Saturday, April 30, 2016

St. Simons Island

We had a beautiful camping site at Crooked Island State Park, so we were reluctant to move on down the road to a private park further north on the Georgia Coast. But we had more islands to explore, and a move to the Golden Isles RV park was a great stepping off point to do that. Another Passport America park, we could get half-price camping for up to three nights. We were gone all day to explore this area, so we didn't even notice that we were parked side-to-side in an open campground.

One of the places we explored was only 3 miles down the road at Bryce Island County Park. Here we found another great bicycle trail, winding through the palmettos and live oaks.

Around seven miles through the thick forest, it was a great bike ride. We have really put our bikes to hard use lately, enjoying the flat and shaded trails of the coastal region.

Another interesting fact about this new (to us) area of the Georgia coast line is that the port at Brunswick is famous for its role in shipping new vehicles across the world. When we crossed the bridge closest to the port, we could see brand new cars parked as far as the eye could see. They were waiting their turn for the next leg of their journey to future owners.

But the real reason to be camped near Brunswick, is the group of islands off the southern Georgia coast known as the Golden Isles. The Golden Isles are made up of four barrier islands, and we were planning to visit two in the two days we were staying in this area. Our first day we drove the 15 miles to St. Simons Island. Because of Denisa's weakness for lighthouses, that was our first stop of the morning.

The weather forecast showed an 80% chance of rain today, but we wouldn't suspect that from the blue skies of the morning.

We walked on the pier as the morning fishermen were trying their luck. We talked to the couple fishing for blue crab using a metal basket with chicken pieces tied into the trap. When the crab grabs onto the easy chicken meal, they are caught.

So far they had trapped three crabs that morning.

Another woman was using a net to fish from the pier. It spread into a big circle as she threw it into the Atlantic.

We also saw another accomplished fish-catcher on the pier. We love to watch pelicans soar through the air and then plunge head-first into the water for fish.

But this lazy pelican was actually flying to the pier to stake out his spot next to the fish cleaning station. He was hoping for fish scraps this morning,

and didn't mind posing for our camera.

St. Simons is another island covered with live oak trees with branches that bend down to the ground. A tree shaped like that is too much for a tree climber to pass up.

We also drove to the "Avenue of Oaks" that were planted in 1826 as an entry lane for carriages going to a prosperous cotton plantation of the time. The trees made a perfect canopy, and we could just see the pinpoint of light at the end of the tunnel.

Our next stop on St. Simons Island was Fort Frederica. Built in 1736 by General Oglethorpe (who we keep hearing about in southern Georgia history), this is the remains of the the fort overlooking the river.

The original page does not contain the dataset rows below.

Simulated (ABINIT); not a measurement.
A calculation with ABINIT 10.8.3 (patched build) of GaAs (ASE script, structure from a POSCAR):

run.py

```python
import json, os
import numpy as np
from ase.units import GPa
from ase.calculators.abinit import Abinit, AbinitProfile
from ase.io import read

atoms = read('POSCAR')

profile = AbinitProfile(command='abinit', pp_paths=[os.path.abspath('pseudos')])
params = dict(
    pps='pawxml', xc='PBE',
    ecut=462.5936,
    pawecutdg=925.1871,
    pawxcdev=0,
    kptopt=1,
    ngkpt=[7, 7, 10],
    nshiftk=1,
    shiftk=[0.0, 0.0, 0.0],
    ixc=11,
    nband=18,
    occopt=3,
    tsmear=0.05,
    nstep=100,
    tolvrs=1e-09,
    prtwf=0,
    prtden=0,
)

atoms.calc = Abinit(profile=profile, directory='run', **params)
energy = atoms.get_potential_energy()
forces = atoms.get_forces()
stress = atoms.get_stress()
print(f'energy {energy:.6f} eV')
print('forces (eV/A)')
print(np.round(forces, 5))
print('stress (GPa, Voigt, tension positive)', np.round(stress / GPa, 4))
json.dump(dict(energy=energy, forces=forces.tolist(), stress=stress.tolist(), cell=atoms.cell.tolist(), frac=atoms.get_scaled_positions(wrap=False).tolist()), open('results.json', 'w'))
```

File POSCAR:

Now a national monument, we watched the background film at the park office. Then we meandered the grounds listening as the audio headsets described what we were seeing. This was once the thriving town of Frederica and we learned about its role in the wars in coastal Georgia.

As we travel further east, the history we find is older and older. We are finding more things that were built in the 1700's and 1800's. Built in 1884, Christ Church is largely unchanged since that time both on its outside . . .

and inside.

With all the low-hanging limbs and vines, we are glad to be driving the car instead of the motor home on this island field trip. We don't remember seeing height signs attached to trees before. We saw one as low as 10'9" that would have peeled the top two feet right off of our motor home.

We didn't spend as much time on the beach today. Our first stop at Massengale Park Beach was at high tide, and there was almost no sand to walk on.

A few blocks north at Coastguard beach gave us plenty of sand for a stroll on the beach. Is it crazy that a couple of travelers from Oklahoma have been to so many beaches lately that we didn't take any pictures? A predicted late afternoon thunderstorm sent us home from St. Simons Island earlier than usual. We are also learning that these Atlantic islands have their own weather patterns that don't always follow the forecast on the mainland. But we needed to get home to get rested for another big day tomorrow with more adventures.